The 6.22 lakh `defunct’ and struck-off companies accounted for 33% of the 18.6 lakh registered companies as of February 28, 2019.
When is a company’s name struck off official records?
Under the section 248 of the Companies Act, 2013, a company’s name can be removed from the Registrar of Companies (RoC) if it fails to commence business within one year of its incorporation or is not carrying out operations for three years.
The ongoing move to shutter down such companies is part of a drive to remove entities that do not contribute to an economic activity and are rather a burden on the system. The corporate affairs ministry is also examining companies’ data to see if they are involved in tax evasion or money laundering.
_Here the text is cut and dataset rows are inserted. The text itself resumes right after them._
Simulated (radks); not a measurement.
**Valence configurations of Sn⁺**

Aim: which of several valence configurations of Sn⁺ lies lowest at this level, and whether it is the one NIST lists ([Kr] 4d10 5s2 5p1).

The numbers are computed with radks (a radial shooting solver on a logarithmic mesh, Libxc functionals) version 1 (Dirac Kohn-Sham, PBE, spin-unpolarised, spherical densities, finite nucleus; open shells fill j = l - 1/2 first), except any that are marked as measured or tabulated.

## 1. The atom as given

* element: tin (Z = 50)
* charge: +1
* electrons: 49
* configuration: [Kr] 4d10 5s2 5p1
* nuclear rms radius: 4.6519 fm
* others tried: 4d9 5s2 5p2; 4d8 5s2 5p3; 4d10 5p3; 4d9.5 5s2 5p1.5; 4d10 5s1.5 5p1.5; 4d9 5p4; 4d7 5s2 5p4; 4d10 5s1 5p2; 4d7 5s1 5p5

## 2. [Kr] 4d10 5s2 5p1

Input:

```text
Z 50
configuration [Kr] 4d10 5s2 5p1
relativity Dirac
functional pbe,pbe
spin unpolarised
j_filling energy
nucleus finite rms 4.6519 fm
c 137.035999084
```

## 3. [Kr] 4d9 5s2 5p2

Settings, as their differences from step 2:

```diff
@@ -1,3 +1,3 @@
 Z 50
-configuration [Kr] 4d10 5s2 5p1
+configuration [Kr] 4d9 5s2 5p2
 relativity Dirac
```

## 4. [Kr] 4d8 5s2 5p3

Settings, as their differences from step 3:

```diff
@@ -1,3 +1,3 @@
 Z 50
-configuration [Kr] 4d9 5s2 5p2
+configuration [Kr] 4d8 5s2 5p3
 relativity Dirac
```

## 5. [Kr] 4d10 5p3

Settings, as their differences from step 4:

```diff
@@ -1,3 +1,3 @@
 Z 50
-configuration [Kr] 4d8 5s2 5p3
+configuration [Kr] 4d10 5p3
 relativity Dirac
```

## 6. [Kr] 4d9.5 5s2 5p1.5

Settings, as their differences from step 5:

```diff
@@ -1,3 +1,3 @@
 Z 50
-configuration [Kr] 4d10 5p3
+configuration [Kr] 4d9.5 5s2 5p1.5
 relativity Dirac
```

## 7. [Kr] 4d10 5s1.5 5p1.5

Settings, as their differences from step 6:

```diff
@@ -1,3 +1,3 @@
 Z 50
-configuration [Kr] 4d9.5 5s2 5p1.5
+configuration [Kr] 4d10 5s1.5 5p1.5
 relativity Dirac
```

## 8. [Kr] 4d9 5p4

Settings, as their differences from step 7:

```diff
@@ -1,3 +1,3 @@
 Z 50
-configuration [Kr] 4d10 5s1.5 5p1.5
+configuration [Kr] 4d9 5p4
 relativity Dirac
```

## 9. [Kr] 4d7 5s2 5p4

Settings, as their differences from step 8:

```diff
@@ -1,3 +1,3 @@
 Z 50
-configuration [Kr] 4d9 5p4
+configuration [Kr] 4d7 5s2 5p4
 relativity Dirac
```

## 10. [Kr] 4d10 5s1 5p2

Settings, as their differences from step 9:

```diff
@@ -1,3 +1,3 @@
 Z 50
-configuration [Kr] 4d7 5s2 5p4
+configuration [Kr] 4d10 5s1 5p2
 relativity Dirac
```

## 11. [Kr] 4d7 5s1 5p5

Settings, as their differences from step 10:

The ministry of corporate affairs data also showed that nearly two-thirds or 11.9 lakh companies are active. Active companies carry out normal business and trading activities, generating income and meeting the basic requirements such as filing financial statements. Inactive or shuttered companies, therefore, may be one of the reasons why these could be showing up as `untraceable’ in the NSSO’s technical report on MCA 21 data.
What has the government said about the likely impact of these untraceable companies on GDP calculations?
The statistics ministry said that “there is no impact on the existing GDP/GVA estimates for the corporate sector as due care is taken to appropriately adjust the corporate filings at the aggregate level based on the paid up capital”. The ministry said that every revision in the estimates of GDP/GVA is based on the data available at the time of the respective release.
What are experts saying on the issue?
There are views on both sides of the fence. While some experts have said that the `untraceable’ companies may have led to an overestimation of India’s GDP levels and growth, others have pointed out that the value addition is captured at the level of spending through the expenditure method while calculating GDP and national income. For instance, a company may have set up a shell subsidiary to evade taxes and the later shuttered it down following a government clampdown, but the its value addition and expenses made will get captured at various stages of spending.
What are the other criticisms about GDP estimates using the new method?
One of the biggest criticisms is about the back series that was launched in November 2018. The back series data serves as a link between the old and new formulae. The back series is aimed at calculating/updating national accounts using the new formula to help allow inter-year comparisons and enable better economic forecasting.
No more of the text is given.